Venetians have been racing boats forever. At first there were hundreds of men aboard galleys racing across the lagoon, a practice organized and encouraged by the Venetian government in order to ensure that there would be enough seriously trained rowers ready at all times for whatever naval battles might be coming up. This would be roughly from the year 900 to 1300 AD.
Smaller races began to proliferate as the fruit (wealth and power) of the said naval battles began to give Venice many reasons and occasions to show its most important visitors how very rich and strong it was. The most spectacular of these races were performed on one of the world’s most spectacular stages, what Venetians call “Canalazzo,” or the Grand Canal.
I will tell you more some other time about the history of racing, boats and champions, the way the races have changed in the past generation or two, and much more which I find irresistibly fascinating. But for now, let’s get to the men in the water.
The most important race of all races is the last one of the day, which pits pairs of men on the racing gondola, or gondolino, against each other. This is the only race in which this boat is used, and it is only raced by men. Generations of boys have slaved at working their way up through the racing ranks to reach the pinnacle which is this event, something so important that even to have failed in the eliminations is a strange source of pride.
Why is it so important? Yes, there is a money prize, but each official race awards money to the competitors. Yes, there is a pennant — red, white, green, and blue — to the respective racers finishing first, second, third, and fourth. (The following five boats get the swag but nothing more.) As with many competitions, the ones who win also get all the adulation, envy, and awe that they could ever want, spiked with the dangerous drug which is the insatiable desire/need to win again. And again. And again.

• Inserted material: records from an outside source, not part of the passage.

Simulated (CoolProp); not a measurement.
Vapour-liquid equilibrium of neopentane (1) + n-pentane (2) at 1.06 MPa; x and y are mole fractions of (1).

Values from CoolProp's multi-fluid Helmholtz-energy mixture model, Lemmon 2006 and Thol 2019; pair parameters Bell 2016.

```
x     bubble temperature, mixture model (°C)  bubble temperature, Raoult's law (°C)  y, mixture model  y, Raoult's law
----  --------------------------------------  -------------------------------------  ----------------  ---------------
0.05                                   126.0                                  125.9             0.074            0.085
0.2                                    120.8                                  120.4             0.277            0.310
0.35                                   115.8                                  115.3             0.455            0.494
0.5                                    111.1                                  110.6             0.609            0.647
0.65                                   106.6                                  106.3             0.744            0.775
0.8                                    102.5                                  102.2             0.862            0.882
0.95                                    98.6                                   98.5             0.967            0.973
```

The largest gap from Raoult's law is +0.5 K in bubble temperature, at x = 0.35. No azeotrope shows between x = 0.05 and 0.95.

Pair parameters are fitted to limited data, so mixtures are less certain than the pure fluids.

The most powerful lure of the Regata Storica is that whoever wins this race five times in a row is glorified with the Venetian equivalent of the laurel wreath, the bull’s ears, the green jacket, and the America’s Cup, which is the title “Re del remo,” or king of the oar. It sounds fruity in English, but it is so fiendishly hard to win five times in a row that I have to say that anybody who can do it deserves whatever he wants. The last pair to accomplish this feat was Palmiro Fongher and Gianfranco Vianello in 1981. And yesterday was Year 5, the day of glory, for Team A.
Team A: Ivo Redolfi Tezzat and Giampaolo D’Este, who is commonly referred to as “Super D’Este” or “the Giant” because of his physical size and athletic prowess. They have won this race each year since 2005.
Team B: Rudi and Igor Vignotto, cousins who are known as the “Vignottini,” or “little Vignottos,” as they hail from the island of Sant’ Erasmo where theirs is one of the most common last names and this nickname helps distinguish them from the rest of their assorted rowing relatives stretching over generations.
The Vignottini had been within reach of this prize once (having won each year from 1995 to 1998, only to be defeated in the crucial fifth year by the same D’Este with a different partner). They started the count again in 2000 and got as far as 2003, when D’Este again stuck his oar in their spokes, so to speak. It just went on like this between them, back and forth, till nobody could stand it anymore, especially them, I’m guessing.
But D’Este and Tezzat were on a roll, having won each year from 2005-2008, and yesterday the moment of glory for which they had been striving seemed finally to be within their grasp. And everyone knew that not only did the Vignottini want to win, they wanted it with a fanatic determination I can hardly imagine in order also to savor the revenge of having ripped from their rival’s hands the very honor which those rivals had ripped from theirs.
It was going to be big.
We were all sitting in the gondolone, tied to a piling in the Grand Canal along with a slew of other boats, waiting for this. The race began at 6:00 PM, and usually takes about 35 minutes to run its entire breakneck course from the Giardini across the Bacino of San Marco, up the Grand Canal to the railway station, around a temporary piling and back down the Canal to the “volta de canal,” the traditional finish line in the curve of the canal at Ca’ Foscari.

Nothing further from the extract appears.